The Moving Image Archiving and Preservation Program (MIAP) in the Department of Cinema Studies at New York University’s Tisch School of the Arts in collaboration with the Center for Labor Education and Research (CLEAR) at the University of Hawai‘i - West O‘ahu (UHWO) have announced a MIAP student has been placed in a UHWO summer internship working with audiovisual materials in library collections.
The internship is sponsored by a grant through MIAP from the Laura Bush 21st Century Librarian Program at the Institute of Museum and Library Services (IMLS).
MIAP student Brittan Claire Dunham is spending 10 weeks this summer at CLEAR assisting staff in the management and preservation of the Center’s audio visual collections. Among other activities, she will perform assessments of AV materials and prioritize them for preservation, catalog tapes and other materials, and update relevant databases.
"We are delighted that CLEAR has been chosen for the NYU MIAP internship program,” said Chris Conybeare, media specialist at CLEAR. “CLEAR's collection of video tape, film and other audio visual material, contains important documentation of Hawaii history and it is at risk. Ms. Dunham's work will help preserve this body of work for future generations."
CLEAR has been involved in documentation of Hawaii's labor, political, and cultural history for more than 30 years. In addition to a long-running television series (Rice & Roses 1976-1987) on PBS Hawaii and documentary specials, the Center maintains video cassettes containing full interviews with labor leaders, political figures, academics, and perhaps most important, workers, their families, and friends who shaped Hawaii's history in the 20th and beginning of the 21st Centuries.

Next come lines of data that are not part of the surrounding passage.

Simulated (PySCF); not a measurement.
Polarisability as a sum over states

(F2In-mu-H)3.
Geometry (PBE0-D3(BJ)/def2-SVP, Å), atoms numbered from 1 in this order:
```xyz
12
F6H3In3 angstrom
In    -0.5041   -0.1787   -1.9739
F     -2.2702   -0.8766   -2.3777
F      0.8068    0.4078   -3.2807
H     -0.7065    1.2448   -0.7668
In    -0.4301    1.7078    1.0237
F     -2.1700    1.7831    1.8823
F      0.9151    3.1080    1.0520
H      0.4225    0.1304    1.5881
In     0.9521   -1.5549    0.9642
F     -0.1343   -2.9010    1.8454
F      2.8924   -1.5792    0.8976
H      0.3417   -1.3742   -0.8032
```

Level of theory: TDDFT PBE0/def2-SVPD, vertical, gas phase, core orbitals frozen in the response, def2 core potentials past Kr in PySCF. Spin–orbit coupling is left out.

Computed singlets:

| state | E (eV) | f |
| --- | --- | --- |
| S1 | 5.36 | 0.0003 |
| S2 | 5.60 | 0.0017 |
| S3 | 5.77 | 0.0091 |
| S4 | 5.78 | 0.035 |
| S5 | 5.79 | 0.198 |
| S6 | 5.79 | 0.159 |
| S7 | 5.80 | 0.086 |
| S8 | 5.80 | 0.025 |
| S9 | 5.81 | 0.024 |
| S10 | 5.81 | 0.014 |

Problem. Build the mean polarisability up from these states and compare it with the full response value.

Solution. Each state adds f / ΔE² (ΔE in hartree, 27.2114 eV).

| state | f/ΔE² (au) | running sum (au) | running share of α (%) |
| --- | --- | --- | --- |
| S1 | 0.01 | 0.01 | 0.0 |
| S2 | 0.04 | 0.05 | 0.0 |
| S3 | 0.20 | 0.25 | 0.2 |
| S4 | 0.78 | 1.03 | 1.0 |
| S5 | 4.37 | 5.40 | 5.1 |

These materials are contained on more than 2,500 videocassettes in a variety of formats and many are at risk. UHWO is in the midst of an ambitious development plan that will result in new library facilities (to be completed in 2012) and the new Henry K. Giugni Moving Image Archive. The CLEAR collection is closely involved with both initiatives.
“With CLEAR's collection of valuable moving image material facing format obsolescence and preparations for the Henry K. Giugni Moving Image Archive underway, now is the perfect time for this preservation work to be done,” said Dunham. “I'm excited to take the skills I've learned in MIAP and apply them to a collection that is so important to the history of Hawaii.”
Dunham is one of five MIAP students who are receiving funding this summer through MIAP’s IMLS grant, which addresses the fact that circulating and archival collections in libraries hold some of the most culturally significant audiovisual artifacts. Often, these artifacts remain neglected, despite substantial developments in best practices for film, video, and audio preservation.
The three-year IMLS grant aims to increase the number of trained moving image professionals in libraries by providing intensive work experience for MIAP students and graduates, and through extensive discussions with library professionals about the current state of moving image collections in libraries and professional positions for moving image specialists.
The MIAP program is a two-year course of study that trains future professionals to manage preservation-level collections of film, video, new media, and other types of digital works. The program provides prospective collection managers and archivists with an international, comprehensive education in the theories, methods, and practices of moving image archiving and preservation.
The Institute of Museum and Library Services is the primary source of federal support for the nation’s 122,000 libraries and 17,500 museums. The Institute's mission is to create strong libraries and museums that connect people to information and ideas. The Institute works at the national level and in coordination with state and local organizations to sustain heritage, culture, and knowledge; enhance learning and innovation; and support professional development.